Theorem 2 (First Derivative Test). Suppose $f'(c) = 0$ . For small $\delta > 0$ , define $c^- := c - \delta$ and $c^+ := c + \delta$ . Suppose $f'(c^-) \neq 0$ and $f'(c^+) \neq 0$ . Then $P(c, f(c))$ is a:
- local minimum if $f'(c^-) < 0$ and $f'(c^+) > 0$ ,
- local maximum if $f'(c^-) > 0$ and $f'(c^+) < 0$ ,
- stationary point of inflection if $f'(c^-) f'(c^+) > 0$ .
Proof. The diagram above illustrates all three scenarios. For details, see this post.

Example 3. Determine the nature of the turning points calculated in Example 1.

It turns out that we can take a short-cut to Theorem 1 by considering the second derivative, defined by the derivative of the first derivative:

$f''(x) := (f')'(x).$

For alternate notation, suppose $y = f(x)$ , then

$\begin{aligned} \displaystyle \frac{\mathrm d^2 y}{\mathrm dx^2} &\equiv \frac{\mathrm d^2 }{\mathrm dx^2}(y) \equiv \left( \frac{\mathrm d}{\mathrm dx} \right)^2(y) \equiv \frac{\mathrm d}{\mathrm dx}\left( \frac{\mathrm d}{\mathrm dx}(y)\right) \equiv \frac{\mathrm d}{\mathrm dx}\left( \frac{\mathrm dy}{\mathrm dx} \right). \end{aligned}$

In turn, we have

$\begin{aligned} \frac{\mathrm d}{\mathrm dx}\left( \frac{\mathrm dy}{\mathrm dx} \right) = \frac{\mathrm d}{\mathrm dx}(f'(x)) = (f')'(x) = f''(x). \end{aligned}$

Theorem 3 (Second Derivative Test). Suppose $f'(c) = 0$ . Then $P(c, f(c))$ is a:
- local minimum if $f''(c) > 0$ ,
- local maximum if $f''(c) < 0$ .
If $f''(c) = 0$ , no conclusion can be made.

Proof Sketch. In the case of a local minimum,

$f'(c^-) < 0,\quad f'(c^+) > 0.$

Since $f''(c) = (f')'(c)$ measures the gradient of $y = f'(c)$ , and $f'$ is increasing from negative to positive, $f''(c) > 0$ . The local maximum case follows similarly. For rigour and detail, see this post.

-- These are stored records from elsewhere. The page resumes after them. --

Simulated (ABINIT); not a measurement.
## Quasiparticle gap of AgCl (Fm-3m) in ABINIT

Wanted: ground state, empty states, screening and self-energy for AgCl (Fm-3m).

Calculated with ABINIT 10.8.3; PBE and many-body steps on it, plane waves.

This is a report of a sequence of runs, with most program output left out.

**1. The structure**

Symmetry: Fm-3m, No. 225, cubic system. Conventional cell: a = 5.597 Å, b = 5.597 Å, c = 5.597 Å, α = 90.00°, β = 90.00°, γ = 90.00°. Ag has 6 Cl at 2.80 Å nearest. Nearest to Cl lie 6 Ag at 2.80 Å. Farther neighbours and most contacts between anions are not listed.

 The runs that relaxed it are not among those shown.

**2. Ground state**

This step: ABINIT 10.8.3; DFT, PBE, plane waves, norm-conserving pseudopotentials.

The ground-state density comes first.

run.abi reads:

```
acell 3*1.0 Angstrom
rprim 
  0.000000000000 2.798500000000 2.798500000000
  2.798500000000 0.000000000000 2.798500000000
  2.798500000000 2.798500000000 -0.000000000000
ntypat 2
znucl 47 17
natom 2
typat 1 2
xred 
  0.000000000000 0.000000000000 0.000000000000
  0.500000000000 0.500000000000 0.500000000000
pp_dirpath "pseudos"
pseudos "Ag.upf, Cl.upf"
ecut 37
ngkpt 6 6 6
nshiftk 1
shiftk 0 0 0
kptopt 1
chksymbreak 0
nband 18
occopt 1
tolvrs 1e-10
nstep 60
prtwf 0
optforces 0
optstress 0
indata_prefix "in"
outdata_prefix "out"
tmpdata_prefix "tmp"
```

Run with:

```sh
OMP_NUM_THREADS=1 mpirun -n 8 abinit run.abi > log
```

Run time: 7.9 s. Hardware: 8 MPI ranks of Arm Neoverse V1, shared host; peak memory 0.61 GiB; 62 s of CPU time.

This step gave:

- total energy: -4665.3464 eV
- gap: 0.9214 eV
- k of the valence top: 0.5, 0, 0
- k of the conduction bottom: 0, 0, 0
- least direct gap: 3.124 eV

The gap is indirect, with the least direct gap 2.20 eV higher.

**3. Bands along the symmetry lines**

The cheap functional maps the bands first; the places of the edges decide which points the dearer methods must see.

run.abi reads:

Example 4. Calculate the stationary points of the graph $y = x + 1/x$ , $x \neq 0$ , and determine their nature.

Solution. To obtain the stationary points of the graph, we use the zero derivative condition

$\displaystyle \frac{\mathrm dy}{\mathrm dx} = 0.$

Evaluating the left-hand side,

$\begin{aligned} \frac{\mathrm dy}{\mathrm dx} &= \frac{\mathrm d}{\mathrm dx} \left( x + \frac 1x \right) \\ &= \frac{\mathrm d}{\mathrm dx}(x) + \frac{\mathrm d}{\mathrm dx} \left( \frac 1x \right) \\ &= 1 + \left( -\frac 1{x^2} \right) \\ &= 1 - \frac 1{x^2}. \end{aligned}$

Therefore, we solve the equation

$\begin{aligned} 1 - \frac 1{x^2} &= 0 \\ 1 &= \frac 1{x^2} \\ x^2 &= 1 \\ x &= \pm 1. \end{aligned}$

Now $y(1) = 1+1/1 = 2$ and $y(-1) = -1 + 1/(-1) = -2$ . Therefore, the stationary (not necessarily turning!) points are given by $(1, 2)$ and $(-1, -2)$ .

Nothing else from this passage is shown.